THE spirit of generosity is alive and well, as if Christmas couldn’t come fast enough. In “Gifts That Give Back,” the Filipiniana-focused retail store Kultura and the Fashion and Design Council of the Philippines (FDCP) collaborated on a project to benefit Kultura’s Crafts for a Cause foundations.
With this welcome development, the foundations’ products are made accessible to the mainstream market, thus creating more livelihood opportunities for their adopted communities. They are proudly displayed at Kultura stores in SM Aura Premier, SM Makati, SM Megamall, SM Mall of Asia, SM Lanang Premier, SM City Cebu and SM Seaside City Cebu.
“Kultura offered this project to the FDCP two years ago when it supported the Philippine Fashion Design Competition. At that time, I was just a member of the council. When it was then being presented to me, I realized this collaboration was good for our accessories-designer members, as they have always been secondary to the apparel designers in terms of recognition,” menswear master Tonichi Nocom said.
“When I assumed leadership, I thought it was time the council’s accessories designers do an event. So, in late November 2015, I approached Kultura with the proposal, and so we sat down and began working,” Nocom related. “What is exciting about Gifts That Give Back is that it is a win-win for the designers and communities in terms of work quality and creative designs.”
After almost a year of planning, Gifts That Give Back was launched at Kultura in SM Makati on October 11. Maco Custodio created architecture-inspired bags with Gkonomics; Joey Enriquez made Marikina-quality crochet footwear from recycled plastic with Invisible Sisters; Gerry Sunga created picture frames with Gifts and Graces; Amina Aranaz-Aluna designed bags with Isla Para sa Kaunlaran; and Joyce Makitalo created chunky accessories with Likha ni Inay and Gifts and Graces.
At the launch, FDCP apparel designers Happy Andrada, Joel Escober and Dong Omaga-Diaz lent their support to their colleagues. Malou Romero, meanwhile, presented pieces from her line called Joanique.

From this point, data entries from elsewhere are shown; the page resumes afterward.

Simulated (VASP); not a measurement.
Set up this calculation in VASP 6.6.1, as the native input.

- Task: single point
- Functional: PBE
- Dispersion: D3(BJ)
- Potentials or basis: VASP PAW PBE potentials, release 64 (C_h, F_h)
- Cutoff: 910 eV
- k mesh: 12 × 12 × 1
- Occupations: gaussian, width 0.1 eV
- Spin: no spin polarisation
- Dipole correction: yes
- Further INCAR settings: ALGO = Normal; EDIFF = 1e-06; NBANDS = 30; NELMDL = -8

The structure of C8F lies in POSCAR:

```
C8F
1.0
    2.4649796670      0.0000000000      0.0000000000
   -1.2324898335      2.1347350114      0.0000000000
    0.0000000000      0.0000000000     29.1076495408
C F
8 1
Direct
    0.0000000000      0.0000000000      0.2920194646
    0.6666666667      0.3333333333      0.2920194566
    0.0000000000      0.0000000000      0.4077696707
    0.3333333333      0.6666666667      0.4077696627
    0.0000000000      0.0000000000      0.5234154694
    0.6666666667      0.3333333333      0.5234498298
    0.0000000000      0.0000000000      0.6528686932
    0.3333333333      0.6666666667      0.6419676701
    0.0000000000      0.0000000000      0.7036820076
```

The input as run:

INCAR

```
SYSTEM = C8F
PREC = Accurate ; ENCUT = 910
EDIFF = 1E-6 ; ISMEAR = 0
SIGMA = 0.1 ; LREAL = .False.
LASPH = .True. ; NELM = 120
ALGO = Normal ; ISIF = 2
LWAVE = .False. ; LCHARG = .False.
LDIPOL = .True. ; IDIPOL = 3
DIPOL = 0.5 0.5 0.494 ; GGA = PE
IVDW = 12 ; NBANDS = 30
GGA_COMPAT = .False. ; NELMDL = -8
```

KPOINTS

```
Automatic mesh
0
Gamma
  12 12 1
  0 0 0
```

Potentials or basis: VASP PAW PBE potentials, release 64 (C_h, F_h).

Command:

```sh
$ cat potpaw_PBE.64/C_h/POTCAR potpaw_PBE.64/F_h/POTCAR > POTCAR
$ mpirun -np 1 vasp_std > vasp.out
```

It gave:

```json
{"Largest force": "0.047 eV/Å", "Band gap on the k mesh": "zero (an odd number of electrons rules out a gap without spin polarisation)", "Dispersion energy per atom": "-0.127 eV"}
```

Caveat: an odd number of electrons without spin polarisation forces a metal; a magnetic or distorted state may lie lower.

“I love the concept, [that’s why I joined the show]—fashion-for-a-cause gifts that give back. Part of the proceeds will go to crafts that give back,” said Andrada, who has shown collections in Amsterdam, London, Toronto, Antwerp, Seoul, Mongolia and Japan. “For my RTW, I use woven materials from the Philippines. I’m proud to be a Filipino.”
Omaga-Diaz, a past council president, calls his Kultura collection the Filipinay series, using organza fused with organic materials. “It’s a collection of shawls and wraps using embroidery as details. This is my more affordable line, an attempt to bridge the gap between couture and ready-to-wear,” he said. “I’ve been doing a lot of Filipino-inspired garments lately. Perhaps, people are starting to get patriotic, or somehow they’re starting to appreciate their own; this Filipinay series is an experiment, and I want to explore it more.”
So, what’s next for the elitist FDCP?
“Under my leadership, I’m hopeful to maintain the professionalism of council members, not to be driven by the past. My vision for FDCP is to encourage council members to establish and maintain a standard of professional conduct within the design profession. To continue the production and development of indigenous fabrics through social entrepreneurs and non-governmental organizations,” Nocom said.
“Our country has a lot to offer in terms of fabrics from different regions, and the weaving should be passed on to the younger generation before our culture of traditional weaving is gone. Another endeavor is to archive works of Filipino fashion designers from the postwar years to the present. This is important to educate the younger generation of designers in understanding our culture in fashion,” Nocom continued. “Through the Philippine Fashion Design Competition, with winners representing the country in fashion competitions abroad, we will continue to excite young fashion minds. We should all be one in fashion.”